The famous photographer Henri Cartier-Bressi once said: “The most difficult thing for me is a portrait. You have to try and put your camera between the skin of a person and his shirt,” and this challenge is what I live for.
You can’t just go up to a stranger and ask to take a close up photo of their face and hope to capture genuine expression. No, instead there must be a relationship. The photograph is not just about capturing a moment, its about the moments before that made it possible.
These people have all been a part of my life while I was on my year of volunteering with Global Vision International. While I taught three, four and five-year-olds in Peru, I shared the daily joy of capturing their expressive faces as they learnt shapes and social etiquette.
In Thailand I walked with elephants and mahouts in the forests and captured the expressions of the villagers as I built a heartfelt relationship with them.
In India I worked with orphans, teaching them English and Maths, catching whenever I could that curious glow that stretched across their faces.
In the Seychelles I dived and occasionally helped at the local orphanage, seizing those soft smiles with a click of my camera.
In Kenya I lived in a village where the children were always intrigued and love sharing their smiles.

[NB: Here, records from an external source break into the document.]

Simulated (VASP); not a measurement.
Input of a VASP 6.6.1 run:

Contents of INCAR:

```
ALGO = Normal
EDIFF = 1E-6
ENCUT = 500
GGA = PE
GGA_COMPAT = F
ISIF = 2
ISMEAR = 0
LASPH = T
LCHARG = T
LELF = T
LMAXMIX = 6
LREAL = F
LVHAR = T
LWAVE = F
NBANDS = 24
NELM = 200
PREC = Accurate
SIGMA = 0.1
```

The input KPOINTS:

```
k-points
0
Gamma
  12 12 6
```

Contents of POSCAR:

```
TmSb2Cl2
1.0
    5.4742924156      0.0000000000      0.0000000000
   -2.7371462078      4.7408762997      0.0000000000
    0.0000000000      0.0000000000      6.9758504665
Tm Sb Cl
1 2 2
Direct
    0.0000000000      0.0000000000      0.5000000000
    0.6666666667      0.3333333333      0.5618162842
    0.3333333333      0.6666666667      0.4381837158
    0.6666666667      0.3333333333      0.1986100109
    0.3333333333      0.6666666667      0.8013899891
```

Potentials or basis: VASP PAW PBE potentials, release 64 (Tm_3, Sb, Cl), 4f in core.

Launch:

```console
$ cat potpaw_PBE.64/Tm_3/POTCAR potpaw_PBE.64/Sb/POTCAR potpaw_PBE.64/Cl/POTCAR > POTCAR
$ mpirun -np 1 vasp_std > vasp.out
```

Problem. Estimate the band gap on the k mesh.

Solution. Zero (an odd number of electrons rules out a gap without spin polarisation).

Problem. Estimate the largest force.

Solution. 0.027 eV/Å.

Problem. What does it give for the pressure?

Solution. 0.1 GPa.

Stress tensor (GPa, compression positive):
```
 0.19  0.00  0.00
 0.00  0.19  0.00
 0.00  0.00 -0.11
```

From Indian orphans to curious village elders in Thailand, taking a portrait photo captures, just for a second, their thoughts, the folds of their smile and the curiosity in their eyes. Some of the people I’ve known for years, some I forged a relationship in mere hours, but all hold a special place in my mind.
Hold a camera up and most people smile, but whether the smile is true lies in their eyes. Some people freeze, as if their breathe is caught in their throat. Some people turn away and giggle as if you’re tickling them.
For me, it is a real privilege to capture these moments where you are between a person’s skin and their shirt, because it is then that you learn a little bit about yourself.